The shift already adopted has great merit. It suggests that one’s service extends beyond pulpit, font and table to the other 167 hours of the week. More than that, it levels the playing field between the preacher and the other ordained leaders. It reflects a parity of authority that dispenses with the hoity-toity exaltation of a royal clergy class that prevails in many church traditions. To have churches being led by a “session” comprised of ruling elders and teaching elder(s) — each having exactly one vote — showcases a robust Reformed and Presbyterian witness about the body of Christ.
This constitutional shift has brought progress.
However, both the old and the new titles retain a fundamental problem. They exalt what should be brought low.
Outside our immediate families, nobody shaped our character as children like those elders we knew as teachers. We knew our status: we were little people — kids; they were big people — adults. They gave orders; we were expected to obey. They were smart; we hoped someday to become smart. The teacher might have been strict or might have been nurturing, but we knew who was in charge. The title “teacher” implied, and always will imply for us, someone who tells us what we need to know and what we need to do.
When we take the term elder — with its own elevated status — and attach the modifier, “ruling,” the problem compounds. The term’s meaning is not what it appears. In the Reformed tradition, it doesn’t mean ruling like a czar but actually “measuring” (like a yardstick) the health and spiritual vitality of the congregation. But, given that we don’t carry around 400-year-old dictionaries, the title does seem to imply “disciplinarian” or “sovereign.”

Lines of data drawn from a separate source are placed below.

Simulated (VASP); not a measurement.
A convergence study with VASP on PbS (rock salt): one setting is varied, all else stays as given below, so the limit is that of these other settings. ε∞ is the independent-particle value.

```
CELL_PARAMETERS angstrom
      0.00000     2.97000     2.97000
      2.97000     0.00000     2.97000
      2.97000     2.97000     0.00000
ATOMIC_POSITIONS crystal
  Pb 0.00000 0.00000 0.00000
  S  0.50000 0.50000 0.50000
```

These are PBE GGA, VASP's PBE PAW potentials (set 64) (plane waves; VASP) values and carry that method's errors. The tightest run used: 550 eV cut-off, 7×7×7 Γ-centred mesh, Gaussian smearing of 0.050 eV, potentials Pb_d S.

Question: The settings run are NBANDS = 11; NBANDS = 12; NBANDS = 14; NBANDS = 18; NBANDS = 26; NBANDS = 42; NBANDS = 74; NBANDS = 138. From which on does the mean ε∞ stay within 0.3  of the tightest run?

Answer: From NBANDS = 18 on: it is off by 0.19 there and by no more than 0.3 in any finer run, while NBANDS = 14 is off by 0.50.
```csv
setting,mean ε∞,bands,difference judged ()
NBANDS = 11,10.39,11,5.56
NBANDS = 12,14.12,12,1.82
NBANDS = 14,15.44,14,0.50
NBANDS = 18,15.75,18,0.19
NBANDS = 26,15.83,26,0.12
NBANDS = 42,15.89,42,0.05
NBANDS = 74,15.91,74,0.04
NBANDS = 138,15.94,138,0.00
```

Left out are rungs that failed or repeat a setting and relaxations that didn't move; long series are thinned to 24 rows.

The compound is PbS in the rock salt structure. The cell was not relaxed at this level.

This problem is playing out all across the denomination as hundreds of congregations wrestle with the possibility of leaving this branch of the church. In many leadership circles, those who sit in positions of “authority” are ruling with a heavy hand — they’re “lording over” the rest.
Some local church teaching elders are filling the minds of their members with judgments about the larger church that are, shall we say, one-sided. That’s not to say that the judgments are all wrong. It’s just that some leaders are inviting their congregations into a “discernment process” and then are carefully managing the conversations to keep their members from even considering more than their own point of view. One justified his approach by saying that to do otherwise would be sending an “uncertain sound” — a justification worthy of the Communist Party in the former Soviet Union.
Then again, some presbytery leaders are reacting to the sincere questioning of earnest believers by shutting down the process, even preempting the conversations by yanking ordained leaders from their pulpits and sessions, taking jurisdiction over those congregations, seizing assets and evicting them as if they were squatters on holy ground.
Some congregations and presbyteries are doing better than that.
They’re reclaiming that other title, pastor, operating like shepherds. Shepherds, like teachers, give guidance, exercise leadership and scold misbehavior. But their first task, like that of the best elementary teachers, is to listen; their teaching flows from that. They will lead the sheep when they journey, but spend most of their time surrounded by them. They know each sheep’s voice. They’re not stunned when one wanders off, because they foresaw its waywardness. Unwilling to lose any of their sheep, they keep them close.
I could click off a list of elders, presbyters and pastors who serve their flocks as shepherds. Sadly, I could also click off a list of those who seem to do the opposite. We need elders to act like pastors in such a time as this.